Tuesday, August 18, 2009

Best Band Ever?: Front 242

I love too many bands to have a single favorite, but if I had to go through the process of picking a favorite, Front 242 would definitely make the shortlist. They are incredibly underappreciated considering the immense impact they had on subsequent generations of electronic music. For me, their digital artwork is also emblematic of an era, one which really resonates with me emotionally and aesthetically. They're another band that I became immediately and permanently obsessed with when I first heard them, back in my early teens.

"Front By Front" is one of the perfect 80s albums -- essentially flawless, and emblematic of its era. Every song is haunting yet full of rhythmic energy, a sound I closely associate with that Late Cold War era feeling of resignation to a bleak future combined with a pent-up desire to do something about it being funneled into creatvity, movement, and desire.
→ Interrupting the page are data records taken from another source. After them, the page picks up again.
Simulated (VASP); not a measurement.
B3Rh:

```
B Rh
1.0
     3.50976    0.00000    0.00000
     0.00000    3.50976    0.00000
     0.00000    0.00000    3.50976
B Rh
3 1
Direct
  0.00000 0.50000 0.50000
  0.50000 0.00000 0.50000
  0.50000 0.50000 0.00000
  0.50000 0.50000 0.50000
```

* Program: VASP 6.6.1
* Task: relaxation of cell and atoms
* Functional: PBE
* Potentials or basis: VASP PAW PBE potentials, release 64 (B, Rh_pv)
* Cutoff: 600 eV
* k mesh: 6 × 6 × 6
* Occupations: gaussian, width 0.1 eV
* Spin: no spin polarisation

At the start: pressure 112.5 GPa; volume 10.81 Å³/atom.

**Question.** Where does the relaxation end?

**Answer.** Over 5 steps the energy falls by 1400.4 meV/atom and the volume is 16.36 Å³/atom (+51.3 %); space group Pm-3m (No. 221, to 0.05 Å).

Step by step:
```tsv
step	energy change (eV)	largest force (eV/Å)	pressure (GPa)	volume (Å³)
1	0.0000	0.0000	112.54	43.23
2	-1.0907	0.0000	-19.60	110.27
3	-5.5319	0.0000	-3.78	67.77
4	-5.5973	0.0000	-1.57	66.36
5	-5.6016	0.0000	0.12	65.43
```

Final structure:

"Don't Crash" off the excellent "Politics of Pressure" EP is one of my absolute favorite songs, and fills me with nostalgia every time I hear it (it always has, even when I first heard it -- it's just got that nostalgia inducing sound for me, similar to Pink Floyd's "Remember A Day" or Project Pitchfork's "I Live Your Dream"). If you asked me for one song that summed up the feeling of the 1980s completely, "Don't Crash" would certainly be a contender. ("Work 242" is also especially good for getting into a dreamy mood.)

Front242 sounds like Cyberpunk reads (as do Clock DVA, Borghesia, and several other 242 peers). It's music to write software by, and the perfect soundtrack to dystopian dreams in which you're a dark, Deckardian hero fighting through driving rain, human foibles, and the misery of a dying world to try to find a better way. It's the sonic equivalent of a targeting HUD on a black helicopter stalking its prey in the night -- rendered 8bit. Mirrorshades and goggles, armored leather outfits, headsets with dangling wires... this is the proper attire to capture the feeling of Front 242 in an outfit.

Yet Front242 is not soulless machine music. It is cold and bleak, yet at the same time full of energy and desire. Later Front242 is even more layered, creating a fuller sound that is in some ways richer than their earlier work (and in some ways, not as exciting in its stripped-down clarity and evocatively bleak atmosphere).

That new direction took me a bit of getting used to when "05:22:09:12 Off" and "06:21:03:11 Up Evil" came out, mainly because of the band's lineup change and unfortunate embrace of the Techno aesthetic in their live shows, but these (and the later "Pulse") are absolutely a continuation of the Front242 sound and unequivocably are true Front242 albums -- all but one of which is excellent (the one is the unlistenably bad remix album "Mut@ge Mix@ge"). I now listen to those newer albums almost as much as the older ones.

Machine music has taken many different directions over the years, but the Front242 sound will always be among the most compelling. If you have never heard Front242, consider it your duty to "Catch The Men" and rectify this aesthetic deficiency immediately.